XGBoost is normally used to train gradient-boosted decision trees and other gradient boosted models. Random forests use the same model representation and inference, as gradient-boosted decision trees, but a different training algorithm. One can use XGBoost to train a standalone random forest or use random forest as a base model for gradient boosting. Here we focus on training standalone random forest.
We have native APIs for training random forests since the early days, and a new Scikit-Learn wrapper after 0.82 (not included in 0.82). Please note that the new Scikit-Learn wrapper is still experimental, which means we might change the interface whenever needed.
The following parameters must be set to enable random forest training.
booster
should be set to gbtree
, as we are training forests. Note that as this
is the default, this parameter needn’t be set explicitly.
subsample
must be set to a value less than 1 to enable random selection of training
cases (rows).
One of colsample_by*
parameters must be set to a value less than 1 to enable random
selection of columns. Normally, colsample_bynode
would be set to a value less than 1
to randomly sample columns at each tree split.
num_parallel_tree
should be set to the size of the forest being trained.
num_boost_round
should be set to 1 to prevent XGBoost from boosting multiple random
forests. Note that this is a keyword argument to train()
, and is not part of the
parameter dictionary.
eta
(alias: learning_rate
) must be set to 1 when training random forest
regression.
random_state
can be used to seed the random number generator.

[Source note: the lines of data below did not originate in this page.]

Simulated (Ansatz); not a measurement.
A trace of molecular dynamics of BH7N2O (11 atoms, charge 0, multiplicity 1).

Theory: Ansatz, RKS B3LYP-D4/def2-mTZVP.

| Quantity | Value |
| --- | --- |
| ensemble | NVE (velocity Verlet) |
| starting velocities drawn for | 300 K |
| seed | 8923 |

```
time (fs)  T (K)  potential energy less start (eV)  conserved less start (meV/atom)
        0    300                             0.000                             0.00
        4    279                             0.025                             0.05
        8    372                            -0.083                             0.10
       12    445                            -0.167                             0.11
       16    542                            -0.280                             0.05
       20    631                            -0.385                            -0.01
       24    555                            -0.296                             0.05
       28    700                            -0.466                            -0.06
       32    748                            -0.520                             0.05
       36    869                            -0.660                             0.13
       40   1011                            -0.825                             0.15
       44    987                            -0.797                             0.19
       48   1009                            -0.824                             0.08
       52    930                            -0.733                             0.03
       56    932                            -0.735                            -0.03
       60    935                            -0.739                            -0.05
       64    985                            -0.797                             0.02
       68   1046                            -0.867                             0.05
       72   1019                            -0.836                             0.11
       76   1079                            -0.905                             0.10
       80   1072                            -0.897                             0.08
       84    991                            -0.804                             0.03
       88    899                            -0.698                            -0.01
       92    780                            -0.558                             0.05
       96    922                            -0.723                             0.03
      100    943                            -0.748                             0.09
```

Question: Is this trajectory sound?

Other parameters should be set in a similar way they are set for gradient boosting. For
instance, objective
will typically be reg:squarederror
for regression and
binary:logistic
for classification, lambda
should be set according to a desired
regularization weight, etc.
If both num_parallel_tree
and num_boost_round
are greater than 1, training will
use a combination of random forest and gradient boosting strategy. It will perform
num_boost_round
rounds, boosting a random forest of num_parallel_tree
trees at
each round. If early stopping is not enabled, the final model will consist of
num_parallel_tree
* num_boost_round
trees.
Here is a sample parameter dictionary for training a random forest on a GPU using xgboost:
params = {
'colsample_bynode': 0.8,
'learning_rate': 1,
'max_depth': 5,
'num_parallel_tree': 100,
'objective': 'binary:logistic',
'subsample': 0.8,
'tree_method': 'gpu_hist'
}
A random forest model can then be trained as follows:
bst = train(params, dmatrix, num_boost_round=1)
XGBRFClassifier
and XGBRFRegressor
are SKL-like classes that provide random forest
functionality. They are basically versions of XGBClassifier
and XGBRegressor
that
train random forest instead of gradient boosting, and have default values and meaning of
some of the parameters adjusted accordingly. In particular:
n_estimators
specifies the size of the forest to be trained; it is converted to
num_parallel_tree
, instead of the number of boosting rounds
learning_rate
is set to 1 by default
colsample_bynode
and subsample
are set to 0.8 by default
booster
is always gbtree
For a simple example, you can train a random forest regressor with:
from sklearn.model_selection import KFold
# Your code ...
kf = KFold(n_splits=2)
for train_index, test_index in kf.split(X, y):
xgb_model = xgb.XGBRFRegressor(random_state=42).fit(
X[train_index], y[train_index])
Note that these classes have a smaller selection of parameters compared to using
train()
. In particular, it is impossible to combine random forests with gradient
boosting using this API.
XGBoost uses 2nd order approximation to the objective function. This can lead to results that differ from a random forest implementation that uses the exact value of the objective function.
XGBoost does not perform replacement when subsampling training cases. Each training case can occur in a subsampled set either 0 or 1 time.